JCPS says it is 'crunched for time' on making changes to code of conduct

LOUISVILLE, Ky. (WDRB) -- After months of debate, revisions to the JCPS student code of conduct were unanimously approved by the school board on Tuesday night.

The new guidelines -- aimed at providing more clarity and equity in the way the school district addresses student behavior and discipline -- will take effect when school starts on Aug. 10.

Superintendent Donna Hargens says the revised code and student handbook "moves us away from reactionary and exclusionary practices and toward proactive approaches."

Katy Zeitz, a JCPS assistant superintendent who oversees the district's alternative schools, said the key to the revised code of conduct is "implementation with fidelity." In the past, some schools have handed out disciplinary action that wasn't consistent with revisions made to the code of conduct, she noted.

"This design will enable us to look more accurately at data, trends and concerns across schools to ensure the appropriate supports are provided to students, schools and staff," said Katy Zeitz, the JCPS assistant superintendent who oversees the district's alternative schools. "We want to ensure that our students are receiving similar consequences for similar behaviors."

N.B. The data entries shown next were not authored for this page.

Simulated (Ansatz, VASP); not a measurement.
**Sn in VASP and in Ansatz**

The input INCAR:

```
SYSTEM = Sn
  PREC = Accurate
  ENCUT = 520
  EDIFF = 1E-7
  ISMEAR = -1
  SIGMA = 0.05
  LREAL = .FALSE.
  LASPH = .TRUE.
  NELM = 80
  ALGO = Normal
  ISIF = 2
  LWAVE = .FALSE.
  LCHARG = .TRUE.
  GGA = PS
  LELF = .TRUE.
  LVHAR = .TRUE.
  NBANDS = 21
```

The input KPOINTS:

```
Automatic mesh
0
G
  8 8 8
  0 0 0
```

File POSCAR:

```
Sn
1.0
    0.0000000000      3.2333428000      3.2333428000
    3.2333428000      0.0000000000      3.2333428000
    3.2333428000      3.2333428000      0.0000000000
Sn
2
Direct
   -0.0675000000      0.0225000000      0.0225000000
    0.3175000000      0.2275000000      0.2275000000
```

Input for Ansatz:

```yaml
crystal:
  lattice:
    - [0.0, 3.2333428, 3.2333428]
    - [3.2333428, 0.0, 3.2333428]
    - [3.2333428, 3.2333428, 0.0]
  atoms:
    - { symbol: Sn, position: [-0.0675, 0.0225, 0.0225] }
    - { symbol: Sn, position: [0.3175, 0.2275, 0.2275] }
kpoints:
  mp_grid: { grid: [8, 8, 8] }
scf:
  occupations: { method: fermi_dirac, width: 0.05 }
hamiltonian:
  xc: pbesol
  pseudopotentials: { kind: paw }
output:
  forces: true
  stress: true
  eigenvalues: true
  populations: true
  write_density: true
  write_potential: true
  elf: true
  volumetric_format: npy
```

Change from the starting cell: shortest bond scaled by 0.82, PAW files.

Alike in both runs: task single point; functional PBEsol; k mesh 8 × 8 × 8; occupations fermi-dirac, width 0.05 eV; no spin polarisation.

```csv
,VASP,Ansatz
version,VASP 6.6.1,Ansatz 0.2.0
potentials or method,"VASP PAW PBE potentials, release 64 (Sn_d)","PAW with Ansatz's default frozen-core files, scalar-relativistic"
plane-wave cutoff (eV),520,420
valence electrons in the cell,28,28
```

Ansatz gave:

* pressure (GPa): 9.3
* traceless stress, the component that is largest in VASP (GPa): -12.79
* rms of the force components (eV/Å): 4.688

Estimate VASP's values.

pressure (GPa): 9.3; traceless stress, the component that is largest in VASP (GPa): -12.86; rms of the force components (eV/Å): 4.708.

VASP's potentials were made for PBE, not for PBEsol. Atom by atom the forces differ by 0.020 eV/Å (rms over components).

School board members applauded Zeitz and other district officials for their efforts to address concerns that have been raised by some employees and community members, calling the seven-month process "hard and challenging at times."

"It's been hard because the issue is hard," said David Jones Jr., chairman of the school board.

Diane Porter, vice-chairwoman of the board, said she has lost sleep of the importance of the code of conduct changes.

"Yes, we are concerned about the safety of our children and the safety of our staff," Porter said. "This is about equity and fairness for kids."

The district's code of conduct committee -- a group of people selected by the district to revise conduct and discipline procedures every two years -- met from January through March and initially brought recommendations to the school board during an April 26 work session.

Following public outcry and protests over some of the recommendations, Hargens reconvened the committee in May to address fears and concerns that the district was reducing punishments for some offenses that typically removed thousands of students from class each year.

Zeitz said  added that there will be "weekly data pulls" to look at trends to see how the district can better support its schools.

In addition, district officials will be doing a better job at tracking offenses by grade level to ensure consequences are age appropriate, Zeitz said.

Board member Lisa Willner said she was happy with the changes, but one sticking point for her was the "developmental appropriateness on some of the consequences for pre-kindergarten students," and made a motion to remove short-term suspension for failure to respond to questions or requests from staff, which passed 6-1 with board member Linda Duncan voting in oppostion.

"If we are excluding children from class, there needs to be a really compelling reason," she said.

Some board members, employees and community members say they are worried the district is rushing into these revisions with only two weeks left before the start of the 2016-17 year. 

"There is a great deal of work that still needs to be done," said Barbara Boyd, a retired JCPS teacher who urged the school board to delay voting on code of conduct on Tuesday. "There is not enough time, we only have 14 more days before the start of school."

Hargens has insisted that there is enough time to train administrators and teachers on the new language and disciplinary actions outlined in the code. 

At the start of every school year, students and parents are tasked with reading the district's code of conduct, which describes how the district expects students to conduct themselves, as well as the consequences they can face if they misbehave. After they read the 48-page document, each of the 101,000 students -- and their parents -- must sign that they've read it.

One of the major changes between the current code of conduct is the elimination of the deliberate disruption category. Instead of having one general category, it's broken into nine more specific categories, such as talking out of class, horseplay and spitting.

Rashaad Abdur-Rahman, director of the city’s Office for Safe and Healthy Neighborhoods, was one of five people to address the school board about the changes.

"In many ways, this is a defining moment for JCPS," he said. "This is an opportunity to lead the country in terms of what it means to be a compassionate, data driven and equitable school district. "We have relied for too long on murky, subjective disciplinary categories like 'deliberate disruption' to remove children from classrooms."

Abdur-Rahman said "now is not the time for divisive fear mongering and irresponsible hyperbole about lawless schools."

"Now is the time to lean into the data, apply practices that are evaluated and proven and lead the country with the best school system imaginable."

Lawrence Wilbon with the Louisville Urban League encouraged JCPS officials to "strictly monitor the code of conduct within schools" to ensure consistency.